Excavations


... nothing is more essential to public interest than the preservation of public liberty.

- David Hume



Thursday, June 13, 2013

On Conservatives, Roman History and the "Gothic balance"

Recently Lawrence Martin of the Globe and Mail published an interesting column: “Political scholars fiddle while Rome burns.”[1]  While there is some merit to the fact that Canada’s scholars are not playing as big a role in our national debates as they used to, I wish to draw attention to the “Roman” metaphor considered apart from the familiar allusion to Nero’s role during the great fire of AD 64. It is in fact Canada’s Conservative Party, once aided by  Tom Flanagan (since fallen from public grace) that has pushed the references to Roman history; any number of Professor Flanagan’s Globe and Mail op-ed contributions drew examples from the Roman period. But are Conservative Party principles consistent with Roman history?

A reading of the philosopher- historian R.G. Collingwood would imply some consistency but is not flattering. He explains in The New Leviathan: “although the word ‘legislation’ is one we owe to the Romans, the Romans did not clearly distinguish in their own minds between what we call legislation and the enactment of an executive decree.”[2]  This is clearly the problem with the Harper’s very troubling use of numerous “omnibus bills” (amounting to hundreds of pages in length each) which mask the executive as the legislative.   Another significant historical parallel are the Enabling Acts, beginning in Weimar Germany in October 1923, which gave Cabinet the power to “enact such measures as it deems advisable and urgent in the financial, economic and social spheres.”[3]  Does the reasoning not sound familiar?  Germany had previously engaged in four years of trench warfare and was at the time enduring hyper-inflation.  In a recent statement the incoming Governor of the Bank of Canada, Stephen Poloz, described recovery from the 2008-09 financial crises in excessive terms as “post-war reconstruction.”  For the “Harper Government” in other words, history implies a Roman legacy of executive decrees – or war.

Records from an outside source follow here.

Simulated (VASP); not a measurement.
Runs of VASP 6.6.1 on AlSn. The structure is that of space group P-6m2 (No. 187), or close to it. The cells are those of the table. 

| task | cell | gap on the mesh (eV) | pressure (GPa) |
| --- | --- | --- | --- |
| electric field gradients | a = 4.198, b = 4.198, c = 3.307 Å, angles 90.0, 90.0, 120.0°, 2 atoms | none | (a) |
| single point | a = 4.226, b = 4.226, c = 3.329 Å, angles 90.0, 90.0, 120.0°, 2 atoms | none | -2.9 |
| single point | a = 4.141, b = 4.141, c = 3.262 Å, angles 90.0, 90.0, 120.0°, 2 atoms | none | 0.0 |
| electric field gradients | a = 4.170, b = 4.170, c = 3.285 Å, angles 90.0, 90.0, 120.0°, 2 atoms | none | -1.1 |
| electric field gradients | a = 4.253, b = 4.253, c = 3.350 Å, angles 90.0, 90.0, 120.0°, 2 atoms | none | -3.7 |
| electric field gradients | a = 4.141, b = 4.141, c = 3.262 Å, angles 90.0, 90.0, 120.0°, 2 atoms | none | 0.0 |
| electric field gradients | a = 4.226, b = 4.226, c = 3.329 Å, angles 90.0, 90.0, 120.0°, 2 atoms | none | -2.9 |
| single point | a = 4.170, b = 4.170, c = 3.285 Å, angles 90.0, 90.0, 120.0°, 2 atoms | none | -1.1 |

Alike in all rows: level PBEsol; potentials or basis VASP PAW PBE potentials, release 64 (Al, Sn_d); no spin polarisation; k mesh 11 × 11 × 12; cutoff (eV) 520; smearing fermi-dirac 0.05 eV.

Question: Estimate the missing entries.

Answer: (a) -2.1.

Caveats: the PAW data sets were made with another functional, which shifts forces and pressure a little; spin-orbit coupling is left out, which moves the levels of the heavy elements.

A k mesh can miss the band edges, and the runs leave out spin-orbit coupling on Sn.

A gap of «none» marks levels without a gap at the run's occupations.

Another thing the Romans gave us was the rule of law, which by inversion meant that everyone is equal before the law.[4]  However, this central principle suggests that Conservative Party thinking is not in agreement with Roman history.  In Canada everyone is equal before the law, except for the “Harper Government” which rules as if there is no reciprocity in political life, because expanding one’s power is considered more important than Parliament.  A corollary of this is Harper’s definitive refutation of Friedrich Engels (the close collaborator with Karl Marx) who famously claimed that “the state is not ‘abolished,’ it withers away.”[5] Harper’s anti-statism is only party pretension, and we can see that in his current interference with the CBC, which should be at arm’s length from the government of the day.  In Canada the state shall not wither away, because the Conservative Party has now become the country’s ruling class.[6]

The Romans also gave us the secret ballot, and here is James Harrington on the topic in The Commonwealth of Oceana (1656), aided by his reading of Cicero:  “the tablet or ballot of the people of Rome (who gave their votes by throwing tablets or little pieces of wood secretly into urns marked for the negative or affirmative) was a welcome constitution of the people, as that which, not impairing the assurance of their brows, increased the freedom of their judgement.”[7]  Given the implicit role of some unknown people in the Conservative Party behind the “robo-call” affair, and given the continuous brow-beating of negative party advertising, one wonders how “free” the vote is in Canada.  Again, the Conservative Party does not compare well with this Roman example.

Finally, it is worth noting that the Parliament buildings in Ottawa are not “Roman,” or “neo-classical” (as in Washington, which definitely has a more than a touch of Versailles to it); rather, they are neo-Gothic, modelled after the Houses of Parliament in England, which burned to the ground in 1834, after standing for 800 years, only to be rebuilt.  And keep in mind that the average Gothic window has only three points to it, likely inspired by St. Augustine’s Holy Trinity of the Father, the Son and the Holy Spirit, a theme that I have developed elsewhere in this blog.  This three-fold nature is also known as the “Gothic balance”: there is an implicit sense of mediation, reconciliation and reciprocity – in other words, a notion of “the middle”.[8]  These are not intrinsically Roman values (despite the moderating influences of Cicero and Horace); they are Medieval ones, aided as I have said elsewhere by St. Augustine and, of course, Aristotle.  By preoccupying themselves with various aspects of Roman history, the Conservative Party may have missed the boat on essential Canadian history and culture.  In other words, under Harper there is no sense of “Gothic balance”. This essay is an attempt to clarify a very un-Canadian problem.





[1] The Globe and Mail, Tuesday June 4, 2013, p. A11.
[2] R. G. Collingwood, The New Leviathan, or Man, Society, Civilization and Barbarism. Revised ed. by David Boucher (Oxford: Clarendon Press, 2005) p. 217.
[3] Franz Neumann, Behemoth: The Structure and Practice of National Socialism, 1933-1944 (Chicago: Ivan R. Dee, 2009), p. 25.
[4] Collingwood, The New Leviathan, pp. 329,331.
[5] Friedrich Engels, Anti-dühring: Herr Eugen Dühring’s Revolution in Science, tr. Emile Burns, ed. C.P. Dutt (New York: International Publishers, nd [Nabu Press, USA, Reprint, 2010]), p. 315 (Part 3, Chapter 2).
[6] See R.G. Collingwood, The New Leviathan, p. 277.
[7] James Harrington, “Oceana” in Ideal Commonwealths, Intro. Henry Morley (New York: The Colonial Press, 1901), p. 205.  Harrington first published The Commonwealth of Oceana in 1656.
[8] For “Gothic balance” see Harrington in Ibid., pp. 216 or 217.